The Masters as presented by the Theosophists started off as flesh and blood figures, enlightened but physically incarnate though dwelling in Himalayan remoteness. Recent research has suggested that they may originally have been based on actual people encountered by Madame Blavatsky on her wanderings; people she then used as models for the Masters who would therefore be largely her creation, in appearance at least. But that’s certainly not how they were thought of at the time and subsequent Theosophical leaders expanded on the original picture of the Masters considerably, elevating them to almost Christ-like figures which is slightly odd since they were essentially Buddhists. They promoted the young Krishnamurti as their intended mouthpiece only to be discomfited when he rejected the position intended for him, apparently turning his back on the whole idea of Masters. However, the concept of spiritual supermen did not go away. It was taken up by other groups and is now an intrinsic part of New Age thought with a variety of channelled communications purportedly emanating from what has come to be called the Spiritual Hierarchy. For the interested layperson separating fact from fiction in all this can be something of a challenge.

You might think that either such Masters exist or they don’t exist but it’s not quite that straightforward. In a famous passage, Dion Fortune said “The Masters as you picture them are all ‘imagination’. I did not say that the Masters were imagination (but) the Masters as they are supposed to be in popular would-be esoteric thought are pure fiction.” This remark makes clear that the Masters are real but they are not as we think they are or as presented by some of those claiming to represent them. This does not necessarily mean that such people are deliberately misleading us and to understand why this is so we have to understand something of the composition of the higher worlds from whence these people say they derive their inspiration.
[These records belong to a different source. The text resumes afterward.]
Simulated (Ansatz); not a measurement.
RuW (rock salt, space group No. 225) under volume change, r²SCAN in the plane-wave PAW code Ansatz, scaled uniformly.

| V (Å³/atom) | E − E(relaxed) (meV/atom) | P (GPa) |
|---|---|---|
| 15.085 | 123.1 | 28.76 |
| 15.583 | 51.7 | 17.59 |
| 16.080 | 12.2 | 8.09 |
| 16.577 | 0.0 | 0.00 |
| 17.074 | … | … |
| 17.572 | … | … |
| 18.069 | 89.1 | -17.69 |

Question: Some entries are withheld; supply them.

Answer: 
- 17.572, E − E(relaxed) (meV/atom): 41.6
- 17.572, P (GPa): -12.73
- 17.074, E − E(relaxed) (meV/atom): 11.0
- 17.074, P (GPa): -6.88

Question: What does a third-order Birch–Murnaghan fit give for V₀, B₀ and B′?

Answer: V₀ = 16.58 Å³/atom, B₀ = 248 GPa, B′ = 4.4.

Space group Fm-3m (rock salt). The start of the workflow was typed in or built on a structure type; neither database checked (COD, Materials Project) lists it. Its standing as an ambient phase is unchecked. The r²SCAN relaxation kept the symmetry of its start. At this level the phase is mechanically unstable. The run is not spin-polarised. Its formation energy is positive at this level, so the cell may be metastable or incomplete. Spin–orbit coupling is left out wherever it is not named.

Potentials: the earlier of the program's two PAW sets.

Esoteric thought tells us that between the physical and purely spiritual worlds there exists a realm corresponding to the human psyche which is often called the astral plane. This is non-physical but still material in that it is a plane of form and multiplicity. It has no permanent reality but is formed of the wishes, desires and thoughts of human beings built up over thousands of years. It is the world to which belong the emotions and the imaginative impulses of humanity, and, significantly for our topic, the substance of which it is formed is readily responsive to thought. What this means is that the psychically sensitive person can either create, through imagination and aspiration, an image of a Master or else ‘tune in’ to a pre-existing one. If he lacks spiritual discernment he may mistake the image for the reality. This image or thought-form is not inert like a statue but may acquire a kind of life of its own. It may be capable of giving teachings that reflect its creator’s already existing spiritual knowledge and thus give the impression of a certain attainment.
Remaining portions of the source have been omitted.